Sept. 17, 2005, 8:22PM

For dignity's sake, stop using Indians as sports mascots
By TIM GIAGO (NANWICA KCIJI)

UNDER pressure, the NCAA is folding, one college at a time, to the fanatics
insistent upon retaining their Indian mascots.

The key letter in NCAA is the "C" for "collegiate." When it comes to
sporting activities, it is the responsibility of the National Collegiate
Athletic Association to work with and respond to the needs and requests of
college students everywhere in America.

This must also include the 36 colleges based upon the sovereign grounds of
the Indian nations. Without exception, every Indian-controlled college in
this country opposes the use of Indians as mascots.

The National Congress of American Indians, representing more than 400
Indian nations, passed a resolution opposing the use of Indians as mascots.
The Seminole Nation of Florida is a member of NCAI.

The National Indian Education Association, representing nearly every
educator, principal, superintendent and student in the country, also passed
a resolution opposing the use of Indians as mascots. Nearly every Indian
nation in America has passed or is intending to pass, similar resolutions.

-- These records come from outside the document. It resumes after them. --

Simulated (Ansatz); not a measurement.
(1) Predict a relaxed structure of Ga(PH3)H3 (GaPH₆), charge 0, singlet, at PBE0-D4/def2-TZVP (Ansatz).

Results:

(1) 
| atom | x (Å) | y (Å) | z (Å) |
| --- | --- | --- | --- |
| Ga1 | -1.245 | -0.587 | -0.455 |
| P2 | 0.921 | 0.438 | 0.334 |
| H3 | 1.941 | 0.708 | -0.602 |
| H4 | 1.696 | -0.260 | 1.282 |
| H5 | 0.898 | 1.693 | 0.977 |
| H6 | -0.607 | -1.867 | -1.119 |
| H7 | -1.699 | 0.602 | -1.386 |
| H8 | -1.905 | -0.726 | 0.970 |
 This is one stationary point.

The representatives of all the Indian nations in North Dakota recently
approved a resolution supporting the NCAA action against the University of
North Dakota by asking that the "Fighting Sioux" nickname be changed. The
resolution calls on the NCAA to deny an appeal by UND seeking an exemption
from the new policy.

Now I ask those who think it is "traditional, cute or their God-given
right" to use human beings as mascots consider the following: The Indian
nations of North Dakota included in its their resolution that the use of
the "Sioux" nickname "promotes an atmosphere of hostility on the campus of
UND that has resulted in numerous ugly incidents including beatings,
vandalism, death threats and other incidents directed toward the American
Indian students on campus and others who advocate for changing the name."
Before a football game last year students from the opposing team held up
posters that read, "The Sioux Suck."

While covering a protest of Native Americans prior to a football game at
the University of Illinois, a college infamous in Indian country for its
Chief Illiniwek mascot, I observed and photographed angry white Illini
students and alumni spitting at and flicking lighted cigarettes at the
Indian protesters. My question then and now is, how can educated people
honor and praise an imitation of an Indian, a white boy dressed in costume,
and be so vile to the real American Indians protesting their use as mascots
for a sports event?

Let's consider some of the arguments I received by mail and e-mail after my
last column on mascots. What about the Fighting Irish? The University of
Notre Dame, in its early days, was composed of many Catholic priests of
Irish heritage. The school mascot was chosen from within by the Irish
priests. At sporting events the "Irish" mascot does not depict the worst
characteristics of the Irish people. The Fighting Irish sports fans are not
waving whiskey bottles in the air as weapons or as a demonstration of a
supposed Irish trait.

Now witness fans at a Florida State University Seminoles game where fake
tomahawks or extended arms are swept up and down for the infamous "Tomahawk
chop." This horrendous replication of violence honors Indians? How?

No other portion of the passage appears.